With the temperature at -14°C, I am convinced that I heard the marrow of my bones rattle as – hopefully but ineffectively wearing every pair of socks available, two t-shirts, two jerseys, two pairs of jeans, a full fleece tracksuit, a beanie and fleece-lined gloves – I snuggled closer to my husband in our double-layered sleeping bag, which was covered with an aluminium emergency blanket.
Camping in the icy dustbowl of the Kgalagadi in winter is not for sissies. But, when the sun rises and the red dunes reflect its warmth to above 25°C during the day, you will be pleased with your nightly fortitude.
With its sparse and scrubby vegetation, and gatherings of mammals in the dusty, dry riverbeds of the Nossob and Auob Rivers, the 3,8-million hectare Peace Park (as it is also known) is a first-rate game-viewing holiday. And, once you have warmed up outside your tent – most effectively done by standing tall and still with your face to the sun like one of the many little ground squirrels and meerkats that emerge from the ground each morning for the ritual – the day is best spent at several of the camp’s great vantage points.
While the Kgalagadi is well-known for predator watching – Kalahari lion, cheetah, leopard, spotted and brown hyena, wild dog, aardwolf, caracal, black-backed jackal, honey badger, African wild cat, black-footed cat, striped polecat, genet, and bat-eared and Cape fox – and for the migration of large herbivores such as blue wildebeest, springbok, eland and red hartebeest, many of the less obviously spectacular fauna and flora are as intriguing.
The sociable weaver is synonymous with the region and, before you see them in the Kgalagadi, you cannot fail to notice their massive nests on telephone and electricity poles, and fences – many collapsing under the weight of the thatch-like structures – as you approach the park entrance at Twee Rivieren along the R360.
These communal nests are extremely well insulated to buffer the region’s climatic extremes. (In my case, as I trembled with cold in the tent below, this led to nest-envy.) The dwellings are up to 6 metres long and 2 metres high. They weigh as much as 1 000 kilograms and house as many as 300 birds. It is not uncommon to see a mongoose scurrying about on the ample grassy mounds in search of eggs and chicks.

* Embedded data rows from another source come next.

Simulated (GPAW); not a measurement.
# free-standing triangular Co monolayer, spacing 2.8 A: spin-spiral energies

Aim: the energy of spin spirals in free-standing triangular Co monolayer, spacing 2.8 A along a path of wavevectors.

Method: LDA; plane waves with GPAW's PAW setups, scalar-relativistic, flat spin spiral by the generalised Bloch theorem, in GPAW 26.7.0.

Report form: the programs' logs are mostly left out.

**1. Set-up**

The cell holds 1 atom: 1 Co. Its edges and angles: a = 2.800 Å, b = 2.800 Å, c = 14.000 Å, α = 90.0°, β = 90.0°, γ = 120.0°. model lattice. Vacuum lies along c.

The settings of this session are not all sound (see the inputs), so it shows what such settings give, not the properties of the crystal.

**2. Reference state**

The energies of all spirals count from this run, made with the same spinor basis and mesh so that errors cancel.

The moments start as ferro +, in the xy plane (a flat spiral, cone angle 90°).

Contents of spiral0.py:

One of the heaviest (males weigh up to 18 kilograms) flying birds, the threatened Kori Bustard also occurs in the Kgalagadi and, if you are lucky, you will see one striding through the grassland, swinging its neck and head in a strange backward-forward motion.
The gemsbok of course, is iconic of the Kgalagadi. This is not surprising given that a portion of the current park area was, in 1931, proclaimed the Kalahari Gemsbok National Park mainly to protect migrating game, especially this particular species of antelope. Although you will see herd after herd of gemsbok grazing or wandering across the dry country, they remain a lovely sight with their theatrical black-white face marks and long, straight, rapier-like horns.
Industrious weavers, heavy raptors and clown-faced antelope aside, there is no denying the triumph of describing a lion sighting when you gather around a Kgalagadi campfire for the obligatory ‘who-saw-the-most’ après-viewing contest. After all, although it is not registered as a separate species, the Kalahari lion is considered exceptional. It has evolved to survive in its inhospitable environment, and subsists in relatively small groups, roams larger territories, and hunts smaller prey more often than lions of other areas. The Kalahari lion even looks different. It is taller at the shoulder, lighter in weight and many of the males possess black manes.
Camping in the Kgalagadi in winter is a dust-infused and chilly affair. The discomfort however, is quickly forgotten as you look on into infinity and catch sight of some of the magnificent wildlife that lives there. And, if that wildlife is a huge black-maned lion, you are likely to feel a little warmer that night.